PART 1
The reports
ONE
The construction of child abuse as a social problem
To strike at the child is to attack the repository of social sentiment and the very embodiment of ‘goodness’. Indeed such an act epitomizes absolute evil. And yet child abuse is a constant feature of the historical process as well as being a preoccupation of the contemporary collective consciousness. (James et al, 1998: 152)
Over the last 50 years, there has been what is often described as an ‘explosion’ of interest in the issue of child abuse. In western countries an ever expanding range of laws, policies and procedures have been introduced to address this problem, while media coverage of child abuse scandals has at times reached saturation point. Revelations of child sexual abuse by Roman Catholic clergy – and its ‘cover-up’ by church authorities – have given rise to one of the greatest institutional scandals of modern history. Moreover, the paedophile has emerged as ‘the bogeyman of our age’ who inspires fear and public loathing, ‘often beyond all moderation’ (Silverman and Wilson, 2002: 1).
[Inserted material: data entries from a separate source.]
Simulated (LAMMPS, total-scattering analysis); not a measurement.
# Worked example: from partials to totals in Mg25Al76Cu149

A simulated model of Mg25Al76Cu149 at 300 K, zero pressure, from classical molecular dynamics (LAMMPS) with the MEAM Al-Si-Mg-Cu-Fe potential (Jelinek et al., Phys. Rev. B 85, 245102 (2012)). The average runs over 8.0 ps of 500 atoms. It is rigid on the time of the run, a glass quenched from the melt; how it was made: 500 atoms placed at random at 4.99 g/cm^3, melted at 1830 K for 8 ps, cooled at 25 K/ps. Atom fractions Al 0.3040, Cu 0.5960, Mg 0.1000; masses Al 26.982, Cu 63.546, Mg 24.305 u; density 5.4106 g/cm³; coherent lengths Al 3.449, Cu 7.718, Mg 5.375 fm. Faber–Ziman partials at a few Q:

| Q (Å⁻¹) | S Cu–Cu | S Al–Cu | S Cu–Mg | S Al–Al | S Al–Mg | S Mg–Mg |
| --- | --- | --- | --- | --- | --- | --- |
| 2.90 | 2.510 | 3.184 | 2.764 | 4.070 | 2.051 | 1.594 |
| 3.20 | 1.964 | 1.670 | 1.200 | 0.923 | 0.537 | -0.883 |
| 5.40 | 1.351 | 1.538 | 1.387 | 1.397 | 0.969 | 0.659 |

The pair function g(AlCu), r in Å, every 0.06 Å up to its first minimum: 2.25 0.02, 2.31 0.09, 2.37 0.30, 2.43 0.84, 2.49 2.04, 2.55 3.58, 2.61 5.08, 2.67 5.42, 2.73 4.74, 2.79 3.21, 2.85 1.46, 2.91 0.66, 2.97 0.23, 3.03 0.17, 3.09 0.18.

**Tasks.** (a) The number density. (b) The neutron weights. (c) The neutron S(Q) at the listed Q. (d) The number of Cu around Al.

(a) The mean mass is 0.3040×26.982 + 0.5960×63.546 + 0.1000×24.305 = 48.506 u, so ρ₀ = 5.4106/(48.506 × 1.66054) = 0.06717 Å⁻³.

The current preoccupation with child abuse does not, of course, mean that this is a recent phenomenon, or even that it is on the increase (Lalor, 1998). Historians have found that the mistreatment of children (including infanticide, abandonment, severe physical punishment, child prostitution and harsh labour) has existed throughout history. According to deMause (1974: 1), ‘the further back in history one goes, the lower the level of child care, and the more likely children are to be killed, abandoned, beaten, terrorized, and sexually abused’. He views the history of childhood in evolutionary terms, as ‘a nightmare from which we have only recently begun to awaken’. Other historians have taken a less censorious view of childhoods past, arguing that although living conditions and general standards of care for children were far lower than those of today, and although children often had to undertake hard labour, this was largely a consequence of harsh economic conditions (Corby et al, 2012: 19). Historians are also divided over societal attitudes to the mistreatment of children: while some have argued that there was widespread indifference to the mistreatment of children who were viewed as little more than possessions, others dispute the notion that it is only in recent times that societies have shown any concern about this problem (Pollock, 1983; Corby et al, 2012: 22-3).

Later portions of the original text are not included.